July 29, 2015
Best Practices: New Credit Elsewhere Requirements Effective 10/1/2015
by Ethan W. Smith
Over the past weeks, SBA lenders have been anxiously watching as the SBA 7(a) program approached, and then hit, the congressional limit of $18.75 billion of authorized 7(a) loans, temporarily halting 7(a) loan approvals with more than 60 days remaining in fiscal year 2015. Fortunately, thanks to the hard work of the National Association of Government Guaranteed Lenders and the quick action of the SBA, Congressional leadership, and the President, H.R. 2499 was quickly passed and signed into law, increasing the authorized lending limit from $18.75 billion to $23.5 billion for the remainder of FY 2015, and thereby averting a prolonged interruption to the flow of capital to America’s small business community. 7(a) loan approvals resumed the afternoon of July 28, 2015. NAGGL, the SBA and the political leadership should all be applauded for their swift, decisive action in resolving this matter.
In addition to the increase in the loan level authorization, H.R. 2499 also contains provisions that amend the provisions of the Credit Elsewhere Test, effective as of October 1, 2015. The Credit Elsewhere Test, which is set forth at 13 CFR §120.101, provides that “SBA provides business loan assistance only to applicants for whom the desired credit is not otherwise available on reasonable terms from non-Federal sources.” Historically, circumstances that would satisfy the Credit Elsewhere Test included items such as i.) the borrower requiring a longer maturity than permitted by lender’s policy; ii.) the loan exceeding the lender’s legal lending limit; iii.) the lender’s liquidity depending upon its ability to sell into the secondary market; iv.) a collateral shortfall; or v.) the lender’s policy restricting loans to startups or businesses in a particular industry. See SOP 50 10 5(H), Subpart B., Chapter 2, Paragraph III.C.4.

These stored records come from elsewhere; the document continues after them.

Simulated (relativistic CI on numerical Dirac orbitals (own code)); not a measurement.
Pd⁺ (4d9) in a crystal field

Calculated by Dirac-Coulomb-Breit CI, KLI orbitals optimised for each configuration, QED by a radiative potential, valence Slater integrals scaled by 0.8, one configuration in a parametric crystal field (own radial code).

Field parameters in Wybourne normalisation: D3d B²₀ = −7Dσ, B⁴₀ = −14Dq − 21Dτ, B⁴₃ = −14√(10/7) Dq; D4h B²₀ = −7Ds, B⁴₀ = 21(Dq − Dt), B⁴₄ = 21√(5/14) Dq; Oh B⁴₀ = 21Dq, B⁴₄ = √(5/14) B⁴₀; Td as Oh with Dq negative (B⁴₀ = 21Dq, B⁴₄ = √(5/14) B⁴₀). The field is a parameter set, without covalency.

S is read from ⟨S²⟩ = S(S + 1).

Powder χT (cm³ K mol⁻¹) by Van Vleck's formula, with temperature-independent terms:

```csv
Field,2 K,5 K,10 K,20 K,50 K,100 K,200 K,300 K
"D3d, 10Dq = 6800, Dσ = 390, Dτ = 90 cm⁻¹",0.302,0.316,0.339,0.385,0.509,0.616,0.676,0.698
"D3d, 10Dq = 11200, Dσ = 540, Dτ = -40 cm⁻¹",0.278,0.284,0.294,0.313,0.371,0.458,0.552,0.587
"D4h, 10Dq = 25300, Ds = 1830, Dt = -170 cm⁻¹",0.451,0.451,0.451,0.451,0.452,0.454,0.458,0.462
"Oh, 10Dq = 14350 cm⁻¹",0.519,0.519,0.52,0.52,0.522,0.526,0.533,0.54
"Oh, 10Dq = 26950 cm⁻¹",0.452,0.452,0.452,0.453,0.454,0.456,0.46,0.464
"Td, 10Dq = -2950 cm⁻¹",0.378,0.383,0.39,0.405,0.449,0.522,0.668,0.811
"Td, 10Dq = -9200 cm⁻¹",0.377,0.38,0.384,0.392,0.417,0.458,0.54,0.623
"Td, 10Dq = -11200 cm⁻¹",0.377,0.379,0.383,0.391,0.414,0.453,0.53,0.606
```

H.R. 2499 changed the acceptable credit elsewhere requirements to restrict lenders from relying upon the legal lending limit or the liquidity from sale into the secondary market provisions as the sole justifications for meeting the Credit Elsewhere Test. Accordingly, beginning October 1, 2015, lenders must provide a credit elsewhere justification other than the liquidity and lending limit justifications set forth above to meet the Credit Elsewhere Test. Because credit elsewhere is one of the fundamental underpinnings of eligibility for a 7(a) loan guaranty, lenders that fail to comply with these new rules may be subject to a denial of the SBA guaranty in the event of default or an enforcement action for failure to comply with program requirements.